Wall Street Slips on Banana Peel While World Does a Can-Can

Markets are soaring, oil is taking a nap, peace is breaking out like a rash, and SpaceX just muscled its way into the world’s top five companies. So why are the Nasdaq and S&P 500 acting like they missed the bus?

Two big forces are tag‑teaming the most-watched US indices: a Federal Reserve that suddenly decided to play “Bad Cop” and crushed everyone’s dreams of rate cuts, and a dramatic capital rotation yanking money out of tech stocks faster than a stagehand pulling scenery in a Mel Brooks musical.

Why Tech Stocks Are Taking the Hit First

On the day Trump announced the Iran peace deal, the Nasdaq jumped about 3%, the S&P 500 nearly 2%. Then, in the next session, both slipped-like they stepped on a banana peel. The Nasdaq fell 0.41%, the S&P 500 dipped 0.19%, and meanwhile the Dow strutted past 52,000 like it was auditioning for the role of “Market Index Most Likely to Succeed.”

The culprit? The Fed. Kevin Warsh yanked the easing bias out of the June 16 statement like a magician pulling a rabbit out of a hat-except instead of a rabbit, it was everyone’s hopes and dreams. The dot plot even ditched its last projected 2026 rate cut. With inflation at 4.2%, higher rates are looking about as likely as a sequel to Spaceballs-which is to say, surprisingly plausible.

That hits the Nasdaq and S&P 500 harder because they’re stuffed with tech stocks-growth companies valued on earnings so far in the future you need a telescope to see them.

When rates stay high, those future earnings shrink in today’s dollars. Meanwhile, the Dow’s industrials, energy giants, and consumer names barely flinch. They’re like, “Interest rates? Cute.”
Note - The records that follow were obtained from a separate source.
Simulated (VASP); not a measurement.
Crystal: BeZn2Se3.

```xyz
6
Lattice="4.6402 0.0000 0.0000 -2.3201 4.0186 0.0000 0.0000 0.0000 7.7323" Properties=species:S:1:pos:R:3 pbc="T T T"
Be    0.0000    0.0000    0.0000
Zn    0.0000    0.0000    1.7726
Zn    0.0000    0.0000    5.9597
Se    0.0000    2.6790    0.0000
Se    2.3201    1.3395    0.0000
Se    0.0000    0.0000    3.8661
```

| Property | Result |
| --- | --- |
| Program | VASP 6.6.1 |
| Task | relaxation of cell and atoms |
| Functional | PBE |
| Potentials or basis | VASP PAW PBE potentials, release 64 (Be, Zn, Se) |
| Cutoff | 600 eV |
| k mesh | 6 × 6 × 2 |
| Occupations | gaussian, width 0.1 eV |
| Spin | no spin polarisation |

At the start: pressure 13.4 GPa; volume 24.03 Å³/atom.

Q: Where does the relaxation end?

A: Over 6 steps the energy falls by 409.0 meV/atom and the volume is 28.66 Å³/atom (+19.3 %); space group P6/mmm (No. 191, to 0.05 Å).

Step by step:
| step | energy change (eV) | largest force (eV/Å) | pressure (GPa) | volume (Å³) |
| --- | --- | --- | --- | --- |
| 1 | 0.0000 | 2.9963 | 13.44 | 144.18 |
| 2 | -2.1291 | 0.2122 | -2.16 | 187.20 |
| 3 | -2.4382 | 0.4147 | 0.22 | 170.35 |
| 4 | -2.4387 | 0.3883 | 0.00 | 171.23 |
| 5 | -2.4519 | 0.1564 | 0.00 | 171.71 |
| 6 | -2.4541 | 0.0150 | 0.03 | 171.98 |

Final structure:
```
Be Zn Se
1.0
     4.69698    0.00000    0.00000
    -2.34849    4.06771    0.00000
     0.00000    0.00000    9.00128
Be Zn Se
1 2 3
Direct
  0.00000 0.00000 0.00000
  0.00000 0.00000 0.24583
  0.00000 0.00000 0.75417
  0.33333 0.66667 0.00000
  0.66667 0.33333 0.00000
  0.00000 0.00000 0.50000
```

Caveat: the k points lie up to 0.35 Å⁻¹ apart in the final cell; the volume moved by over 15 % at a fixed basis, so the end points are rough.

SpaceX and the Rotation Away From Big Tech

Then there’s the great capital migration. When the peace deal landed, the biggest winners were the sectors most battered by the Iran conflict: European industrials, Japanese exporters, and energy-heavy industries. The STOXX 600 hit an all-time high. Japan’s Nikkei leapt nearly 5% and blasted past 70,000 like it was late for dinner.

Money rushed in-fast. And some of it came from US tech stocks that had been holding up surprisingly well during the conflict. Investors basically said, “Thanks for your service, tech, but Europe and Japan are having a comeback montage.”

And then SpaceX entered the chat. Trading as SPCX on Nasdaq, it rocketed (yes, literally and figuratively) from its June 12 IPO price of $135 to nearly $220, briefly leapfrogging Amazon. A shiny new stock with that kind of buzz doesn’t just attract capital-it vacuum‑sucks it from existing Nasdaq positions like a comedy villain stealing wallets in slow motion.

The Nasdaq and S&P 500 aren’t falling because investors are panicking. They’re falling because investors found something new, exciting, and possibly wearing a cape.